Walking the transect
Permaculture designers working with teams and communities often have the same needs as field workers in international development. Permaculture designers do well to borrow techniques from their toolkit.
THE TRANSECT is a participatory technique used to gather information about an area of land for use in the design phase of a project.
It can be useful in site analysis, the phase of design that documents the characteristics of a site and plots the influence of external forces such as sun/shade patterns, winds, runoff and the condition of soils. The transect is a means of mapping a site.
Making transects involves participants in gathering information themselves. They provide detailed, baseline information about the existing conditions on-site. Once gathered, information is compiled on a base map to inform the design.

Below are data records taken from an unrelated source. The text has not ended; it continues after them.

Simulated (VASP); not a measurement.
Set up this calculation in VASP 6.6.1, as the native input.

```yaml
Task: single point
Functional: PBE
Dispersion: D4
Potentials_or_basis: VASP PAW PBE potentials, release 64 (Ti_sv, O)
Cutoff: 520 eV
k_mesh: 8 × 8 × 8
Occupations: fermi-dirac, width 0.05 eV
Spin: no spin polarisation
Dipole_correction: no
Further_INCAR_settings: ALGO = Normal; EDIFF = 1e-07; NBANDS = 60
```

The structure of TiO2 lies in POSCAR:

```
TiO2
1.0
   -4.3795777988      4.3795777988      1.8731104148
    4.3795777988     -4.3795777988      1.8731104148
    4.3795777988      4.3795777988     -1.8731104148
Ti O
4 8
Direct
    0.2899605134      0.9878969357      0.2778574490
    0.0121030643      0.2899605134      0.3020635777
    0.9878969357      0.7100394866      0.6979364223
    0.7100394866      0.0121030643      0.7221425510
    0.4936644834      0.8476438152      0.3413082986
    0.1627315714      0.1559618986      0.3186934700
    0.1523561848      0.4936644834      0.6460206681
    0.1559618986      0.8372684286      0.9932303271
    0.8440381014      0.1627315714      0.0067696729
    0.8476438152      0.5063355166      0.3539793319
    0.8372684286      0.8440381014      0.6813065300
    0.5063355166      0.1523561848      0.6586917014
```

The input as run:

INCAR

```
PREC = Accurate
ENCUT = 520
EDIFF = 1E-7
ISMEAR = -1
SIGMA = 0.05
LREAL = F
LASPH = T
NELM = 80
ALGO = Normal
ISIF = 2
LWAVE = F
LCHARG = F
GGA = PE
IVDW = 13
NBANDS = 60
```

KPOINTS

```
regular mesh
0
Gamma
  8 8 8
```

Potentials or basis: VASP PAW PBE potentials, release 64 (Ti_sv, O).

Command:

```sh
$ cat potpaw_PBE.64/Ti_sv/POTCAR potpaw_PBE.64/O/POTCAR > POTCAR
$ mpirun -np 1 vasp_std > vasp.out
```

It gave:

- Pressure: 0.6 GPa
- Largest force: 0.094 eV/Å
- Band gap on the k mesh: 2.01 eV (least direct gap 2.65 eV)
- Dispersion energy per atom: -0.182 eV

Transects are also used in monitoring and evaluation of projects. The technique is used to assess changes in landuse and soil conditions and to compare the information to that collected at the start of the project, the baseline data.
We borrow transects from the international development assistance tool kit. Field workers in developing countries make use of transects as part of the participatory mapping of village infrastructure and landuse.
- are a means of making a detailed sampling of a site and what is found there
- are made by a row of participants following a straight line across a site
- contribute information to a base plan of the site.
The particularities of a site and need for detail determines distance between people. For example, where there is a variety of soils and terrain or a diversity of vegetation on a site, participants might be spaced closer together.
A simple tool of many uses
The transect is used to gather information about an area of land such as:
- soil conditions and how they vary across a site
- existing vegetation — species, distribution, abundance
- the presence of human artifacts
- the presence of soil degradation
- terrain — slope, aspect
- drainage — location of areas of moist or dry soil, runoff channels and direction, pooling, erosion.
Making a transect
A transect requires an activity leader and a group of participants.
- clipboards, notebooks or some other means of recording information
- string or rope if the transect course is to be marked out
- a sketch map of the area to be walked or every team, with an accurate measurement of its size.
Hazards and safety
Coordinators should make a preliminary walk-through of the survey area to check for hazards.
Transect routes can be planned to avoid hazards, however the location and characteristics of hazards should be documented on the base plan.
Hazards include standing water, slippery and rough surfaces, thick scrub, cliffs and steep slopes. Tell participants about them at the briefing before the transect starts.
Transects are made by small teams or individuals following a parallel route across a site and recording information as they go. The product will be a matrix of characteristics distributed over the site and compiled on a base map.
Identify your objectives in making a transect. What types of information do you want to document? Species of plants growing in the area? Variation of soil type and characteristic? Types of crops in production? Topographic change through an area to explore drainage, places where runoff will pool and so on? Landuse and distribution of buildings or food gardens in a village?
Agree on the boundaries of the area you want to survey by transect.
Make, copy and distribute a plan drawing of the area over which the transect will be made. Each team will have a drawing on which to record their findings. Where greater accuracy is required and a scale drawing of the site is available, this should be copied and distributed.
Explain the process to the group, the types of information needed and whether you want them to record supplementary, opportunistic finds.
Divide the group into teams of a minimum of two or three. Provide each group with a map of the site. It is okay for transects to be walked by individuals.
Appoint a scribe for each group who’s job is to record findings.
Make sure groups know the start and end points for their transect.
Walk the transects, recording information about the site.
After walking the transects, compile the information on a master map of the area.
From here, the collected information is fed into the site design or other process.
Sometimes, it is useful for the organisers to mark out a transect route with string, for the transect teams to follow. This keeps teams on course. It is useful where people could be put off course because of vegetation or rough terrain.
Coordinators should make a count to confirm that all members of the transect teams have returned.
This is especially important where teams are out of sight of each other and of the coordinators. While this might not be releavnt to surveying a site for a community garden or similar small area, it is important to make a count when surveying larger sites.
Adaptable to both smaller and larger sites, the transect is a tried-and-proven technique of international development workers.
It has potential in our cities in assessing land for the development or small-scale urban agriculture and community gardens where detailed knowledge of a land area is advisable, for identifying patches of possible pollution and for identifying plant species transectin an area.